The Chicago Bears had five days to decide whether they wanted to match the contract offer the Green Bay Packers handed cornerback Kyle Fuller on Friday. Well, that took about a grand total of five hours.
According to NFL Media’s Ian Rapoport, the Bears have in fact decided to match said offer. The report goes on to note that Green Bay had signed Fuller to an offer sheet worth $56 million over four seasons with $18 million guaranteed.
The #Bears are matching the #Packers’ offer sheet for CB Kyle Fuller, sources said. Fuller stays.

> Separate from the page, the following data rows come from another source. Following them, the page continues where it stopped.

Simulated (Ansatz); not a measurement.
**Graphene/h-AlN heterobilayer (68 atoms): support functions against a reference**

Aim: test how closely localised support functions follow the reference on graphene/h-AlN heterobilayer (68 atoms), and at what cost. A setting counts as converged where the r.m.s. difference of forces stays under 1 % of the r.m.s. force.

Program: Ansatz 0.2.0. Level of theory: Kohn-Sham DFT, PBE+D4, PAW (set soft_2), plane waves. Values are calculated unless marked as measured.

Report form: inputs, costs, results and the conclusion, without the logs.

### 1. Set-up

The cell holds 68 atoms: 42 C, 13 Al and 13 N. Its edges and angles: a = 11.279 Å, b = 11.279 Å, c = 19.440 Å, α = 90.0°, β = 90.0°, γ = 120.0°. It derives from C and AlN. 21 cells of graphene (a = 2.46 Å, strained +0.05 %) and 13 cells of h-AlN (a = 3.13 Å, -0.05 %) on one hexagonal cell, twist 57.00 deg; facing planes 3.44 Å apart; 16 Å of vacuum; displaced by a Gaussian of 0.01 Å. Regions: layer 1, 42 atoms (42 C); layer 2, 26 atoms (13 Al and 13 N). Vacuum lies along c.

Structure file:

It’s a 4-year deal worth $56M. The key number is $18M guaranteed. Fuller already had $13M guaranteed from the translation tag. For $5M more guaranteed, they get him long-term🔒💰
— Ian Rapoport (@RapSheet) March 16, 2018
Fuller, 26 was slated to become an unrestricted free agent this March. Instead, Chicago decided to hand him the seldom-used transition tag. That had guaranteed the former first-round pick nearly $13 million for the 2018 season. Though, any other team could come in and sign him to an offer sheets. That’s what the Packers did on Friday. Fortunately for fans in Chicago, Fuller is now locked up on a long term deal.
The No. 14 pick back in 2014, Fuller recorded 68 tackles, 22 passes defended and two interceptions for the Bears last season.